I am trying to find the best classification model for accidents crash data. I developed this network in KNIME, it gives an accuracy of 100% for different models I tried (like SVM, RF, MLP)
Please guide where I am making mistakes because 100% accuracy is rarely possible
You could see what variables mostly drive the results. It is possible that you have some sort of leak, where a variable different from the target would explain all of the results.
Maybe you try and get the variable importance (H2O.ai Random Forest learner has them) and see what variables have the most influence on your result.
I had a look at your data and the column “Total Number of Deaths” exactly matches the column to predict “Accident Severity (Two Classes)” (with different constant values but this doesn’t matter). This is why you get 100% Accuracy.

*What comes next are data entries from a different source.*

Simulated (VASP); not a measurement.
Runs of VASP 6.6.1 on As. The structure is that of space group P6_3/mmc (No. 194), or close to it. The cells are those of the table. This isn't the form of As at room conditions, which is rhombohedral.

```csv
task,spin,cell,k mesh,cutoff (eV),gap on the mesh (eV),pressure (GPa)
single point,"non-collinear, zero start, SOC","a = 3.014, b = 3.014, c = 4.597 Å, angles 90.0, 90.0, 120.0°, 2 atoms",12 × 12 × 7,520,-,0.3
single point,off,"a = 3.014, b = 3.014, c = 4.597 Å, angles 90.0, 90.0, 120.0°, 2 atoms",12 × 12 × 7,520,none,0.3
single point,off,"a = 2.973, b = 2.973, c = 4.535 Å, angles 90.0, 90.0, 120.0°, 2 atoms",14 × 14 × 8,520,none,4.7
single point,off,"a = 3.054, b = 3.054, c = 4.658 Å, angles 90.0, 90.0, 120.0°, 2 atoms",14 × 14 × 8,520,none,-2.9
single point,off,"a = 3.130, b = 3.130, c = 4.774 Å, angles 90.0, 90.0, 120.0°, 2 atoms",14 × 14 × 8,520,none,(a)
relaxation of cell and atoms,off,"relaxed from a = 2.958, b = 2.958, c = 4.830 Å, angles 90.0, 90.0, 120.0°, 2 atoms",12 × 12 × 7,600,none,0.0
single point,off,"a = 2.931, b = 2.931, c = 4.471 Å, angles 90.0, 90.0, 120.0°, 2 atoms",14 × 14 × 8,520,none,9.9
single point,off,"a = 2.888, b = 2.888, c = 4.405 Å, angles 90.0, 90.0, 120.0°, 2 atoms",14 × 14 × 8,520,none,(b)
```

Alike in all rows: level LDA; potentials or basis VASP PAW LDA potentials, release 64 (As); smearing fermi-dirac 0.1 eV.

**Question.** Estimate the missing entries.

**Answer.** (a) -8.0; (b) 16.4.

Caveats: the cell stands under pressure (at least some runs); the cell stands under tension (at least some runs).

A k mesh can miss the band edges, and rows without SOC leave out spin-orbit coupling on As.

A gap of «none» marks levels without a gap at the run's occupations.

An easy way to check for this kind of problems (among others s.a. correlation between variables) is to train a Decision Tree Learner and look at the first branch of the Decision Tree obtained after training, as showed in the snapshot below:
The workflow is almost the same as the one you uploaded. I had just added the -Decision Tree- node and a -String Manipulation- node to convert the “Accident Severity (Two Classes)” variable to a nominal one.
When I try to plot ROC Curve for Random Forest (RF) classification it gives me proper targeted variables to include and plot ROC
but incase of SVM (support vector machine) this (prediction(Accident severity “two classes”) is not shown in left side column to include in Right side column and plot ROC?
Please, what is the procedure or alternative for drawing ROC if we use a classification model other than RF because I need to compare different models like RF, SVM, LR, ANN, etc and select the model with the best prediction and accuracy
I had a look at the SVM Predictor configuration and there is an option that you need to check to generate the probabilities of every class. I have modified the workflow in this sense to be able to generate the ROC curves. I have also added the normalization of variables since this is something recommended to be done when working with an SVM model. The workflow now is as follows:
Please be aware that you can store the data in the workflow and upload it here with the workflow already executed. This makes easier the execution of your workflow. I have hence created a folder called “_LOCAL_DATA” inside the workflow and put your file inside. The way you call this file in the -CSV Reader- node is as follows:
The URL should start with “knime://knime.workflow/_LOCAL_DATA/” to indicate that the data is under the local folder “_LOCAL_DATA”.
With respect to your question:
Not all the machine learning models generate probabilities associated to the classes and how they do it is dependent on the ML algorithm. You’ll find this probability information in most of the ML ensemble models based on Trees. You can also get it from ANNs. The way you get this information, when available, will differ between methods.